Laura Nolan:And that basically wasn't able to keep up with the number of instances that we're trying to spin up all the time. Especially given that the network was still recovering. And so, yeah, it all went bad. So while automation wasn't the trigger for this incident, it made it worse and, you know, that's, that, that's something that we see as well. There was a really interesting Reddit writeup a few years back where they had a nasty outage because they were doing an upgrade on their service discovery system, I think. And what they had done was they had turned off a bunch of the automation that depended on that so that it wouldn't say read from an empty service discovery cluster as the cluster was coming back up. But they forgot, they forgot that they had SystemD or some other thing that was configured to restart this automation that they had turned off for the duration of their operations. And it came back up and it read from the empty database and it broke everything. It's just another, another example of the, lack of context sensitivity that we have with these very powerful control plane tools that we build.
Courtney Nash:We talk about this all the time, where, where one person who may have been designing that piece doesn't necessarily know how all the other pieces, you know, interact or can have these kinds of effects on each other. And we've, we've seen talk of this in, in other kinds of language, around sort of meta stable failures or maybe what some people often refer to as cascading kinds of failures. Do you consider these types of automation failures a, a subcategory of. It's own, it's own nemesis. I'm curious what you think about that.
Laura Nolan:I think it's its own thing. So I think that meta stable failures are interesting and there's been a lot of interest in them because they're another contributor to these big, gnarly, multi-hour outages that we see. They're very hard to recover from. And automation control plane type accidents can also be, gnarly and, and hard to recover from. And sometimes you, you can wind up with a cascading or, or meta stable element as part of this because, I think we saw that in the recent Reddit outage that they had where the, as a result of their pie day outage they had, I think they had a meta stable failure as they were trying to come back up because of the traffic trying to pour in and, having that empty, empty state.
Courtney Nash:The reason they seem similar to me, I guess, or at least maybe they share some characteristics. My dog is stomping at my door. Hold on.
Laura Nolan:Dogs are also terrible team players,
Courtney Nash:[In the distance to her dog]: You're a terrible team player. Come sit on your favorite chair.
Laura Nolan:But very cute.
Courtney Nash:Your kitties are much less disruptive. So what I understand from the types of meta stable failures like the Reddit one and some other ones is the way to recover from that is some human intervening and, and ultimately you have to shed some load or bring that system back down to a different level. Maybe it's more like a meta stable failure as an an adjacent phenomenon to these kinds of, of automation failures.
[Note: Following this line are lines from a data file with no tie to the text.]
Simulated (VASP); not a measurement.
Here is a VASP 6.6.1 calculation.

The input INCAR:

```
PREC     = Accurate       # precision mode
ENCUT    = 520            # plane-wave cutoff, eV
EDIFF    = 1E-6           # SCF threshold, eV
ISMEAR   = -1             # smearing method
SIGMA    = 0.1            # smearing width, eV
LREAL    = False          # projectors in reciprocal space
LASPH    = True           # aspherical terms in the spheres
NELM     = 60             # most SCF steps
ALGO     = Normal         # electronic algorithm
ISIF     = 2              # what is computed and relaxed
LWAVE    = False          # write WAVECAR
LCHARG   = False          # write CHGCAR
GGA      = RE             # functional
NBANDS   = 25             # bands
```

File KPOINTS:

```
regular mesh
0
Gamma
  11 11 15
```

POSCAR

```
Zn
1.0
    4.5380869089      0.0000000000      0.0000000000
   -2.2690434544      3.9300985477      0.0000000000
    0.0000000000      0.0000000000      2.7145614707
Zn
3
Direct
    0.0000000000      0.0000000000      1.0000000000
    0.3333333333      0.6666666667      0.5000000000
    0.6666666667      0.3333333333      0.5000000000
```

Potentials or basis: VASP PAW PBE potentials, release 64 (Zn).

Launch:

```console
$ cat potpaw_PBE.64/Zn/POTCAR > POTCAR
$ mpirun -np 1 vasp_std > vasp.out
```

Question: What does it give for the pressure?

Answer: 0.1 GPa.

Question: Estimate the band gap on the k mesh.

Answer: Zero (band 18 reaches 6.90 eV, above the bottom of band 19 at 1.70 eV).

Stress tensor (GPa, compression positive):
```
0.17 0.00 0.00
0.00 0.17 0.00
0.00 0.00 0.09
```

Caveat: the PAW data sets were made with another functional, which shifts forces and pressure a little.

Laura Nolan:There's something there because when you have a control plane go very badly wrong it normally snarls up your system so badly that you do need to intervene. So, yeah, it's another kind of failure that you're unlikely to automatically recover from. Usually what you end up with is some sort of heroic human effort to manually or to cobble together enough enough coordination to get things back on track. So, you know, in the case of that Slack outage we had, we were scrambling around getting more quota to try and increase the number of the number of instances that we could provision. In the case of Google deleting all of its CDN there was a case of let's pull out all the stops to reprovision all of this and fill up that content again as quickly as possible and to prioritize where the bandwidth was most needed.
Courtney Nash:And in the Meta case, they had to figure out how to get into their own building.
Laura Nolan:Oh, yes. I mean the, yeah, I mean, they didn't just break their control plane. They broke their entire network, including their badge access and everything else. Yeah.
Courtney Nash:Yeah. It was, it is one of the more unique cascading type failures I think we've ever seen. I, I believe there was talk of like an ax grinder or something. I don't know. But yes, the humans have to come in and, and, and help figure out what's going on and then adjust to that. So we're not gonna stop, we're not gonna stop building automated tools.
Laura Nolan:No, we're not.
Courtney Nash:And you know, I love this notion of automation and humans as team players. This is an interesting one because we start talking about it this way and it's, it's almost a little creepy, right? But we both have a view of the system, right? The automation has some view of the system and, and we have our own views of those systems and we have to work together to do this and so far that's been not awesome. What are your thoughts on, on how we grapple with that? We could talk about building different kinds of tools. In your experience, especially firsthand dealing with these what you think folks dealing with these kinds of systems can do to make things a little less painful if possible?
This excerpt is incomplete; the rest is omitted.